BMW, Intel, and Mobileye are teaming up to make self-driving autonomous vehicles a reality by 2021. The collaboration could be a very positive sign that even driverless cars could be headed to our driveways within a decade.
Announced at a July 1 press conference in Munich, Germany, leaders from the three companies - leaders in the automotive, technology and computer vision and machine learning industries - announced their collaboration.
BMW believes the path to get to a fully autonomous world is complex and will require end-to-end solutions that integrate intelligence across the network, from door locks to the data center. Transportation providers of the future, they said, must harness rapidly evolving technologies, collaborate with totally new partners, and prepare for disruptive opportunities.
The BMW iNEXT model will be the foundation for BMW Group’s autonomous driving strategy and set the basis for fleets of fully autonomous vehicles.
The goal of the collaboration is to develop future-proofed solutions that enable the drivers to not only take their hands off the steering wheel, but reach the so called “eyes off” (level 3) and ultimately the "mind off" (level 4) level transforming the driver’s in-car time into leisure or work time. This level of autonomy would enable the vehicle, on a technical level, to achieve the final stage of traveling "driver off" (level 5) without a human driver inside.
BMW believes this technology lays the foundation for entirely new business models in a connected, mobile world. If it comes about, this could clearly revolutionize the way we view vehicles, and could disrupt driving as much as Uber and Lyft have disrupted the taxi industry, or cellular disrupted the old "tethered" telephones our parents grew up with in the 20th Century.
Dangers for the project are not more clearly highlighted by the first fatal accident involving a self-driving Tesla S in May, which raised serious questions about the viability of the autopilot technology at this stage. Mobileye supplied some of the tech behind Tesla's automated driving car. It was founded in 1999 and was a pioneer in developing advanced collision avoidance systems.

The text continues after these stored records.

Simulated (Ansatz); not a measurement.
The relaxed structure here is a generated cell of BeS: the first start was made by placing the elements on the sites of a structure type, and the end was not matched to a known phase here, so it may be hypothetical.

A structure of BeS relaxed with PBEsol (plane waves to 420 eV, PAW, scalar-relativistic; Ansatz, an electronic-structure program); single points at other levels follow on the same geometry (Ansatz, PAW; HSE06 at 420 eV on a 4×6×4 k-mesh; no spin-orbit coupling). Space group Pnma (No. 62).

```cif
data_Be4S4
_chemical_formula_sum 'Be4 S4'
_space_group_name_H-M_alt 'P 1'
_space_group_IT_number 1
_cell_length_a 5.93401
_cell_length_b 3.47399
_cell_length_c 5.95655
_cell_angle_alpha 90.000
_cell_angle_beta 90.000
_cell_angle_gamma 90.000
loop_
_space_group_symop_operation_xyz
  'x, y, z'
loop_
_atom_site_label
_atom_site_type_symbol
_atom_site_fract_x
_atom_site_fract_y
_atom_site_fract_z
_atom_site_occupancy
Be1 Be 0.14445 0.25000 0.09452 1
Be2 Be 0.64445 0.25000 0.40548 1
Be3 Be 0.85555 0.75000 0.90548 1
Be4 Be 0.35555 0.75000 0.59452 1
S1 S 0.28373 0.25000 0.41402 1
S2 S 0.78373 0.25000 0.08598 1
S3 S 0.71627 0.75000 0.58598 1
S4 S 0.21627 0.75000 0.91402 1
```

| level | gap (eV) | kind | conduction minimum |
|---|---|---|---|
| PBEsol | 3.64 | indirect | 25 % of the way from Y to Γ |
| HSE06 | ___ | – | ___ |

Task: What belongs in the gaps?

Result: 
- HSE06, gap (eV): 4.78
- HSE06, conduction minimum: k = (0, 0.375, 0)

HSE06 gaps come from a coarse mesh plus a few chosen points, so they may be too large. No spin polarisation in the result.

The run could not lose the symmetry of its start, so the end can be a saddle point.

BMW is wise to reach out to tech leaders to collaborate in this way. Hopefully the technology really will be ready to deliver what's being advertised by 2021.
After Google, driverless car concepts are adopted by several other car manufacture brands. BMW is the also in the list, it estimates to produce driverless car by 2021, BMW is especially known for producing luxury hybrid cars and especially known for its best brands and fair performance. We hope in the upcoming year BMW along with other big brands are going to produce driverless cars.